Tulip – An untyped functional language
jneen.netThis might seem strange, but if there's one thing from Common Lisp that should receive wider adoption in other languages, it's hyphenated names. They are so much more readable than anything else (well, C with underscores comes close).
This is such a good idea I just added it to my current toy language:
https://github.com/TazeTSchnitzel/Firth/commit/7b9bf0b4c090e...
Thanks for the idea! :)
I've been playing around with creating a toy language which treats '-' as a name for a function. It means there always needs to be white space around a - (the syntax of the language isn't like LISP), but that increases readability at the cost of two extra key presses.
Also, note that, in the same breath practically, you can support true negative integer constants:
which are distinguished because there is no whitespace. You can distinguish the unary operator being applied to 1234 from a true -1234 constant.-1234
This would be an easy text-transformation that you could do in vim. Upon opening the file, translate all dashes without spaces "foo-bar" to add spaces "foo - bar". Then convert all underscores to dashes. "foo_bar" to "foo-bar". On save, invert the process.

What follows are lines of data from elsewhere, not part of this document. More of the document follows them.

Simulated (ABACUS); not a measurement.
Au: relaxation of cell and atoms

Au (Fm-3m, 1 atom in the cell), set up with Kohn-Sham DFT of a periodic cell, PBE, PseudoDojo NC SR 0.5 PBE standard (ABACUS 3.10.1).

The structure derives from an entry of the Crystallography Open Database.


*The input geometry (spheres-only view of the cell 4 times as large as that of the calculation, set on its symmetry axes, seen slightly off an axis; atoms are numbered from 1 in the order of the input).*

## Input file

You'd have to actually run the language's parser in order to do the transformation to avoid changing strings, and even then it'd only work if the parser output kept track of the original line and character so that you could know where to make the change.
This sort of text-transformation is something I've long wished my text editor did. At a previous job the standard was three-spaces of indent, regardless of the language.
> This sort of text-transformation is something I've long wished my text editor did.
Emacs does this in some cases: specifically for camelCasedWords (http://www.masteringemacs.org/article/making-camelcase-reada...) and for the word 'lambda' which can be displayed as a symbol. There are many other modes which "overlay" some text over how it looked originally.
Easier to type too. No need to press the shift key.
Perl6, Clojure, Racket, Rebol, Red, Factor & Forth are some other languages that allow hyphenated names.
And I agree with you that hyphens are more readable. They're also good for adding extra semantic meaning - https://news.ycombinator.com/item?id=3978992
Add to that list, GNU Make. In gmake, you sometimes need things that look like paths to be variable names:
where PATH could be path/to/foo-parser.o, say.VAR_$(PATH) := whatever
If that sort of thing interests you, also check out my language 'tab' (https://bitbucket.org/tkatchev/tab).
Tab is a statically-typed, functional, type-inferred language that occupies a niche between bash and python.
It's also not Turing-complete but can compute almost everything you could ever think of.
(I wish more languages aimed for Turing-incompleteness -- unsurprisingly, it turns out Turing-incomplete languages have big benefits for performance and resource management.)
How is yours not Turing-complete and what benefits are there?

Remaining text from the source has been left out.